Taurasi is on the 15-player roster for next week’s training camp in Minnesota announced Tuesday.

Brittney Griner is not on the list but is expected to return to competitive basketball later this year with her WNBA team, the Phoenix Mercury (also Taurasi’s longtime team, though she is currently a free agent), after being detained in Russia for 10 months in 2022.

Taurasi said as far back as the 2016 Rio Games that her Olympic career was likely over, but returned to the national team after Dawn Staley succeeded Geno Auriemma as head coach in 2017.

In Tokyo, Taurasi and longtime backcourt partner Sue Bird became the first basketball players to win five Olympic gold medals. Bird has since retired.

After beating Japan in the final, Taurasi said “see you in Paris,” smiling, as she left an NBC interview. That’s now looking less like a joke and more like a prediction.

Minnesota Lynx coach Cheryl Reeve succeeded Staley as head coach last year. In early fall, she guided the U.S. to arguably the best FIBA World Cup performance ever, despite not having stalwarts Bird, Griner, Tina Charles and Sylvia Fowles.

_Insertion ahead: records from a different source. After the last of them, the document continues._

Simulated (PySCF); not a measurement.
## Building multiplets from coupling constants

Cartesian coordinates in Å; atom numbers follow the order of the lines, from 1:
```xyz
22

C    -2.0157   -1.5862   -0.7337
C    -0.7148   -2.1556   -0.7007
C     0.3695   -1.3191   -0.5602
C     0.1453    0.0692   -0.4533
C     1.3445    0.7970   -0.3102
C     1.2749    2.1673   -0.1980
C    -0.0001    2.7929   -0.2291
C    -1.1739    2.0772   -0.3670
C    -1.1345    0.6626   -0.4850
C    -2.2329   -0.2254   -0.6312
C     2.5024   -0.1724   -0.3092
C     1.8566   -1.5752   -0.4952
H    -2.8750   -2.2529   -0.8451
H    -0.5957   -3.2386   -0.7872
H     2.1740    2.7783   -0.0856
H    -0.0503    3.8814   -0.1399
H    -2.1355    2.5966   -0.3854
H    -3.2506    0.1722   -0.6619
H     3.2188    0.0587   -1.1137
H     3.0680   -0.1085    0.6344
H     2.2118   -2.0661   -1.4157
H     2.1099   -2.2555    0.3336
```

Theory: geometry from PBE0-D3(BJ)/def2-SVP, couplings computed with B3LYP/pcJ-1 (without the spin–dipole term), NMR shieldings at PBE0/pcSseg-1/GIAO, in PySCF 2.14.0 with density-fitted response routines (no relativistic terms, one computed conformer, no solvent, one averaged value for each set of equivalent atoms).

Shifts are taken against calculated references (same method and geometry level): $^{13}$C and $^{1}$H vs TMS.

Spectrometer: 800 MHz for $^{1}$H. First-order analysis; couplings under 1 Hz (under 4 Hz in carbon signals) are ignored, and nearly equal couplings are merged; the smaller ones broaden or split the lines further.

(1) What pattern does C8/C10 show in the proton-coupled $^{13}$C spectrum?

Taurasi was not in contention for the team after suffering a WNBA season-ending quad injury in the summer. Taurasi, who is 38-0 in Olympic games and started every game at the last four Olympics, wasn’t on a U.S. team for an Olympics or worlds for the first time since 2002.

Next year, Taurasi can become the oldest Olympic basketball player in history and the first to play in six Games, according to Olympedia.org. Spain’s Rudy Fernandez could also play in a sixth Olympics in 2024.